The name calling, damage to election signs and outrage from all camps has drowned out sober debate.

While we expect political campaigns to be hard fought and a little mud-slinging is par for any election, the public scrutiny of the candidates and election platforms has become too partisan to be productive.

Everyone has a party they support and a platform they agree with more than others, but the blind faith that seems to exist in people whether they support the NDP or UCP is frankly dangerous.

No party is above reproach and criticism no matter how much disdain is held for their opponent. It is the public's responsibility to hold elected officials to account and that is impossible with the level of identity politics that is currently being displayed by so many people.

This level of division is commonly seen when there is a perceived crisis or threat to certain demographics – in this case Alberta's sluggish economy, at least compared to what the province is used to. There has also been a high degree of social change in the province due to shifting demographics, which some people find threatening. The latter is harder to understand considering diversity and inclusion is something we should be working toward.

Amy Chua, a Jr. Professor of Law at Yale Law School, writes about this phenomenon in her book Political Tribes describing the divisiveness of politics in these situations as tribal politics.

She writes, "When groups feel threatened, they retreat into tribalism. When groups feel mistreated and disrespected, they close ranks and become more insular, more defensive, more punitive, more us-versus-them."

As a result, anything that questions the views of the tribe  is dismissed and sometimes vehemently or violently attacked. This concept is not unique to the right or the left and is equally as dangerous regardless of political spectrum.

Passion for politics and wanting what is best for the province are two things every voter should have, but tribalism is actually polar to those concepts.

In fact, the level of blind support and echo-chamber-style discussion that results from tribal views can act in opposition to electing a government that is best for the province and instead elects one that is just best for a few.

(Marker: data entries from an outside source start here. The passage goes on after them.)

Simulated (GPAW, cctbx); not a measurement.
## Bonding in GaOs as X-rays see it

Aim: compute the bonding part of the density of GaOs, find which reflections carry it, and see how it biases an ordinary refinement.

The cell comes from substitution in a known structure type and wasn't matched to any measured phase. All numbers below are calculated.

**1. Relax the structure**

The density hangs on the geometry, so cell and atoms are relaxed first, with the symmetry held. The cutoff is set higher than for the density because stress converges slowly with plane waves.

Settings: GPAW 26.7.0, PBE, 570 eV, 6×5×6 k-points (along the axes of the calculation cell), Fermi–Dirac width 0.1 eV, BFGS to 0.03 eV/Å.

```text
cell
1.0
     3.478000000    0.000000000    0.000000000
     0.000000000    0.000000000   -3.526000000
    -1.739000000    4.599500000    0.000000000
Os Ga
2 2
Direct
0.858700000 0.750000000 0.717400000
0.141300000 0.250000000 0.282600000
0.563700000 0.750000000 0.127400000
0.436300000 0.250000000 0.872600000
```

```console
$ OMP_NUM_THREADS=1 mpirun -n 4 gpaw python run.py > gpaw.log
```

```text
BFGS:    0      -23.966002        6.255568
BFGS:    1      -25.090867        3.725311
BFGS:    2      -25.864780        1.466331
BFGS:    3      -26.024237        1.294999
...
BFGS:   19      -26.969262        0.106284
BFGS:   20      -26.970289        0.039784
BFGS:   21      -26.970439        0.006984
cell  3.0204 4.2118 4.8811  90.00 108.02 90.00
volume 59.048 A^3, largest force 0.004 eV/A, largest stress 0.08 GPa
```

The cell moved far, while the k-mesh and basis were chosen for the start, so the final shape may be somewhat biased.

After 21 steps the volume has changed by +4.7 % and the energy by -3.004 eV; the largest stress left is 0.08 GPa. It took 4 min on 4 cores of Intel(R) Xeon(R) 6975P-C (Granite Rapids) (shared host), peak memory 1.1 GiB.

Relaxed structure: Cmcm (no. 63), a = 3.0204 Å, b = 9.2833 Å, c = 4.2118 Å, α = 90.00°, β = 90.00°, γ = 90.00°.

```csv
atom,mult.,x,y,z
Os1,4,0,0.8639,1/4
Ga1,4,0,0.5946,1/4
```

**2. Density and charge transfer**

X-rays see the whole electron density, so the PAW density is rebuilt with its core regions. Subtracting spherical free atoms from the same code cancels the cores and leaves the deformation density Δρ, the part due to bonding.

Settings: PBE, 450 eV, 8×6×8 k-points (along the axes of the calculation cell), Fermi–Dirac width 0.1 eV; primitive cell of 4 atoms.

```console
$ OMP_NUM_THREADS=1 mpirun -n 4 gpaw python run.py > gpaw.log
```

Unfortunately, with the way parties have leaned farther and farther to the extremes of their political views, it can be difficult to find a balance that would truly work for most. The results of that can be seen at the federal level, where power continues to flip between the Liberals and Conservatives – systems tend to strive toward balance.

It is time to stop dismissing opposing views out of hand and time to consider that a balance of all views will be what is best for Alberta.

At the very least, we will have a province that doesn't divide neighbours against neighbours and families against families.